Saturday, August 23, 2014

About the Seamus Heaney Memorial Reading: On Wednesday the 27th of August 2014 at 7:30 pm







About the Seamus Heaney Memorial Reading
On Wednesday the 27th of August 2014 at 7:30 pm
At First Church Congregationalist
11 Garden Street by the Sheraton Commander off of Harvard Square

by Michael Todd Steffen


The reading to honor Seamus Heaney this Wednesday came about in a very simple way. We had a reading this past May in the Hastings Room of the church. That reading went well and drew a lot of compliments for the space. Steve Brown, who helps organize events at the church, brought up the idea of doing another reading this summer, for late August. Wondering how to organize it, which readers to choose, and being an admiring reader of Heaney’s, I proposed that we make the reading to remember him around the one-year anniversary of his death, August 30 2013. Then I’d know I was looking for Irish-American poets, and I had Joan Houlihan and Daniel Tobin in mind right away. Joan brought up the excellent suggestion that we invite Fred Marchant who knew Seamus Heaney. I also for my own reasons wanted to have Doug Holder there as a reader. And Alex Green who runs Back Pages Book Store and Publishing in Waltham will be making a presentation of a fine press broadside he did of a poem given to him for that purpose by Heaney.

The poets will be reading, I believe, something of Heaney’s as well as from their own work. Each of the readers has something unique that relates to Seamus’s poetry. Notions or themes will sort of guide the event, like the mystery and inspiration of craft, of written language and poetry, the “living past,” what the voice of peace says in a time of war and violence, and the poet of his times relating tradition on his individual terms. Any one of the readers would have been sufficient as a feature reader. They are all really that good. But since it was a special occasion, I just reached out to the people I felt I knew well enough to invite. The Boston-Cambridge area must have many many poets worthy of such an occasion. Maybe the readings at the Hastings Room will be extended, and we’ll be able to do this again, and bring more dimension into Heaney’s legacy in the area, but nothing like that has been projected yet.

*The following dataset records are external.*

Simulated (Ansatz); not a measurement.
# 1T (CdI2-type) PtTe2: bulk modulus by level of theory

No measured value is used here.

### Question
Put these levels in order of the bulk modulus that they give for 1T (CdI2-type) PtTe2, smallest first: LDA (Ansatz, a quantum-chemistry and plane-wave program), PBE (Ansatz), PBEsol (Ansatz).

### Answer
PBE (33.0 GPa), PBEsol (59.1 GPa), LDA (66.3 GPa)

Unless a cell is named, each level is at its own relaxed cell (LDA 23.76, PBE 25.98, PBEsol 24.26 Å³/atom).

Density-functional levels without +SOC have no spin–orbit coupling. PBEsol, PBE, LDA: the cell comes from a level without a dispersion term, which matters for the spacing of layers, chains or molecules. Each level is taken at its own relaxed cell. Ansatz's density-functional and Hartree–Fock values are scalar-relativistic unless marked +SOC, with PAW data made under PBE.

Our readers each have exciting new work to share, published this year or forthcoming. I think what Joan Houlihan has done in her narratives The Us and Ay speaks so relevantly and freshly to remind us who we are beneath our layers of historical expectations (and excuses), which Heaney expressed so well in his archeological poems. I’m also very excited about having Daniel Tobin who has written so extensively and insightfully in his book Passage to the Center: Imagination and the Sacred in the Poetry of Seamus Heaney. Daniel also has just this year put out a very powerful book of his own poetry called The Net. I think Fred Marchant has something special in the way of reminiscence and homage for Heaney. Fred has a book forthcoming from Graywolf Press, The Later Day, in 2016. The evening has a promise of wonder about it very suitable for Heaney who was a much endeared poet and individual to the Harvard community, to Ireland, and to the world. Doug Holder has had a new collection, Eating Grief at 3 A. M., released this year by Muddy River Press. Holder’s poetry in its own way, as it has been described “spare yet rich,” I think evokes the epigramist’s rigor that utterly haunts so much of the silence in Heaney’s riddling poems. Alex Green’s broadside and his story about getting this poem from Heaney will fascinate us all. Everybody who wants to celebrate Heaney’s memory and poetry is more than welcome. That’s what it’s all about. It’ll be a great time.